I define consistency as performing an activity on a regular basis. Otherwise we perform activities irregularly, maybe once a month at random intervals, or give up altogether after a week or two.
A regular basis can be daily or weekly, depending on what we're doing. It can also be cyclical. In fact, consistency need not be every day for the rest of our lives, nor should it be. The body and mind need rest to perform at their best. We naturally perform activities in cycles and, in the long run, we thrive as much from built-in downtime—weekends, vacations, and holidays—as we do from our work.
But body and mind need something to rest from. In the end success comes from the amount of work we put into any given activity (the rest helps us work more diligently in the future). Work, in this case, does not necessarily mean “effort.” The term Wu Wei best describes the trust given to consistency.

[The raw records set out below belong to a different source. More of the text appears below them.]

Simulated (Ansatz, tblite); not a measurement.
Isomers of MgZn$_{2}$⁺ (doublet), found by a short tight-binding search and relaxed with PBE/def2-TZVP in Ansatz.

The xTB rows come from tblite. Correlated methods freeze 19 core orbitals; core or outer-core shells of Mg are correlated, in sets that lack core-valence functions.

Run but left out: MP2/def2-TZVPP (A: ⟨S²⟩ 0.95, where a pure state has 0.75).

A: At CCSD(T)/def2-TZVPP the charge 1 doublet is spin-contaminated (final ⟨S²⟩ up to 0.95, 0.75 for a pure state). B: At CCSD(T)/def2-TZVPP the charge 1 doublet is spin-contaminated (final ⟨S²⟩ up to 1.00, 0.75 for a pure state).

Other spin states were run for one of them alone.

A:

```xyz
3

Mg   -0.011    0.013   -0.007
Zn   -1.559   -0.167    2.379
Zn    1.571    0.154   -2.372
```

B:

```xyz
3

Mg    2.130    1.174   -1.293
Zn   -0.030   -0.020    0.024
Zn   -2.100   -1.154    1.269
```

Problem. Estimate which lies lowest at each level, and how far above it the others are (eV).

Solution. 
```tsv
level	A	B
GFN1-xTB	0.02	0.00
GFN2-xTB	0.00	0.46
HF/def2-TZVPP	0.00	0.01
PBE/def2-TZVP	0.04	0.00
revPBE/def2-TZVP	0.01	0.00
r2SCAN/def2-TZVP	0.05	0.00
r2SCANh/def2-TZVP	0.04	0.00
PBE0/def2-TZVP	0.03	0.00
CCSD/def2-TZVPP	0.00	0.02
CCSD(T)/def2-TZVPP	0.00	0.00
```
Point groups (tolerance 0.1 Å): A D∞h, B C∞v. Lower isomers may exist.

Wu Wei is “effortless action.” It is trusting the process. Trusting that consistency can make us successful, and leaning on our intuition and natural talents. It is simply letting nature run its course, the brain learn, and the body improve.
This is precisely what I've done as a writer, and what many other writers have done without realizing it. We improve through a form of play, spinning stories, each story better than the last as we pick up little improvements here and there.
It is an effortless process in that it needs not be forced, or for us to exert unnecessary force to make it work. We do not have to wind ourselves up and put pressure on ourselves to do something that, if left alone, the mind and body will do on their own. It is much like opening a stuck jar lid. Relaxing the hand, taking a deep breath and exhaling while turning the lid slowly, calmly, will open what brute force could not accomplish.
The process of improvement does itself. Like the egg cooks itself naturally in the heat of the pan, the human brain naturally, as a matter of course, turns play into progress.
This process of “work as play” applies itself to anything and everything we human beings can imagine to do. If we have any natural talent at all for something, playing at it will gradually and certainly train the mind to function better at it. And consistent play means consistent improvement, even if the consistency and improvement are cyclical, with natural ebbs and flows in productivity.
Many of us go about improving ourselves by making the activity more difficult. We add pressure to the process as if we hope to create diamonds, while in reality all the pressure we ever needed exists already. Anymore than that will crush our “diamonds” into dust.
The greatest challenge to consistency and overall success is our swiftness to sell ourselves short. We expect quick results, and when they do not immediately appear, we give up and say “I'm not cut out for this.” But if it's something we truly enjoy, we must ask ourselves “how much would a year, or two years—or ten years—of my consistent daily or weekly practice improve my skill?”
Providing built-in cyclical breaks, periods of inactivity to allow the brain and body to recharge, reinvigorates the process of learning and growing.
Success comes because of this process, and despite our other “forced” efforts. Success is different for each person. For one their dream may be to win a championship or to earn a million dollars, and to another it is only to be healthy or to supplement an income—or to simply say “I am good at this.”
And the process works whether it's applied to a small or large scale. Even hobbyists, like professionals, have moments of exhaustion or boredom in which they feel that quitting would be easier than going on. This is the final advantage of consistency. Those willing and able to push on through these periods of time, knowing that their heavy feelings will pass and that they will once again enjoy the practice or the outcome of what they're doing, will find that in their continuity they have put all the pieces together.
Nothing is finished if it is quit. What every successful person has in common is their consistency, day in and day out, often for years of their lives, but never giving up.